1 John 5:4

Verse 4. For whatsoever is born of God overcometh the world. The world, in its maxims, and precepts, and customs, does not rule him, but he is a freeman. The idea is, that there is a conflict between religion and the world, and that in the heart of every true Christian religion secures the victory, or triumphs. In Jn 16:33, the Saviour says, "Be of good cheer; I have overcome the world." Jn 6:33. He obtained a complete triumph over him "who rules the darkness of the world," and laid the foundation for a victory by his people over all vice, error, and sin. John makes this affirmation of all who are born of God. "Whatsoever," or, as the Greek is, "Everything which is begotten of God," (παντογεγενημενον;) meaning to affirm, undoubtedly, that in every instance where one is truly regenerated, there is this victory over the world. Jas 4:4; 1Jn 2:15, 1Jn 2:16. It is one of the settled maxims of religion, that every man who is a true Christian gains a victory over the world; and consequently a maxim as settled, that where the spirit of the world reigns supremely in the heart there is no true religion. But, if this be a true principle, how many professed Christians are there who are strangers to all claims of piety--for how many are there who are wholly governed by the spirit of this world!
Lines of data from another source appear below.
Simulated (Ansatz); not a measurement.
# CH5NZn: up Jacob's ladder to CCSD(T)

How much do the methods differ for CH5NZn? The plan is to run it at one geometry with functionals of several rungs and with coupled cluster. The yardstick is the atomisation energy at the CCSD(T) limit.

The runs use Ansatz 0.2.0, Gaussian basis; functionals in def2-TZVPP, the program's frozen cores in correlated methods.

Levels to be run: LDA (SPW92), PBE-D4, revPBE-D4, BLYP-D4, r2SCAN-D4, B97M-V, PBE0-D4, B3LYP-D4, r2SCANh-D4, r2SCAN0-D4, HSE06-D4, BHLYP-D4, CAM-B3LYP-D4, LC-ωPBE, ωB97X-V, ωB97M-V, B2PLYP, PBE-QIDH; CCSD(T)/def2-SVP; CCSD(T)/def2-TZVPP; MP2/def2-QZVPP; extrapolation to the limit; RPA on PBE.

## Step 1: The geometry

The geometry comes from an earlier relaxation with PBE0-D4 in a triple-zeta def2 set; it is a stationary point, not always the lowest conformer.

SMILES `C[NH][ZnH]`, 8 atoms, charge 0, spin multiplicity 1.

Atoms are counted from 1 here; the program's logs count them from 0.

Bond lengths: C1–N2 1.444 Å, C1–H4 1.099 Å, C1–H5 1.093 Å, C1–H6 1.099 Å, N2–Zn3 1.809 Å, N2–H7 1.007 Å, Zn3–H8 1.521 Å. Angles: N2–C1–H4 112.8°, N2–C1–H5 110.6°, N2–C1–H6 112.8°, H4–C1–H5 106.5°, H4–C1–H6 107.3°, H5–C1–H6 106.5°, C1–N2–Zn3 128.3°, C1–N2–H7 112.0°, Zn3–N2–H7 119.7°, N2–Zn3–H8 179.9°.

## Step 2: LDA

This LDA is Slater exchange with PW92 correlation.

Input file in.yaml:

And this is the victory. This is the source or means of the victory which is thus achieved. Even our faith. Faith in the Lord Jesus Christ, 1Jn 5:5. He overcame the world, Jn 16:33, and it is by that faith which makes us one with him, and that imbues us with his Spirit, that we are able to do it also.

(*) "whatsoever" "whosoever" (d) "overcometh" 1Cor 15:57

1 John 5:10

Verse 10. He that believeth on the Son of God hath the witness in himself. The evidence that Jesus is the Son of God. Rom 8:16. This cannot refer to any distinct and immediate revelation of that fact, that Jesus is the Christ, to the soul of the individual, and is not to be understood as independent of the external evidence of that truth, or as superseding the necessity of that evidence; but the "witness" here referred to is the fruit of all the evidence, external and internal, on the heart, producing this result; that is, there is the deepest conviction of the truth that Jesus is the Son of God. There is the evidence derived from the fact that the soul has found peace by believing on him; from the fact that the troubles and anxieties of the mind on account of sin have been removed by faith in Christ; from the new views of God and heaven which have resulted from faith in the Lord Jesus; from the effect of this in disarming death of its terrors; and from the whole influence of the gospel on the intellect and the affections--on the heart and the life, These things constitute a mass of evidence for the truth of the Christian religion, whose force the believer cannot resist, and make the sincere Christian ready to sacrifice anything rather than his religion; ready to go to the stake rather than to renounce his Saviour. 1Pet 3:15. He that believeth not God hath made him a liar. 1Jn 1:10.

Because he believeth not the record, etc. The idea is, that in various ways--at his baptism, at his death, by the influences of the Holy Spirit, by the miracles of Jesus, etc.-- God had become a witness that the Lord Jesus was sent by him as a Saviour, and that to doubt or deny this partook of the same character as doubting or denying any other testimony; that is, it was practically charging him who bore the testimony with falsehood.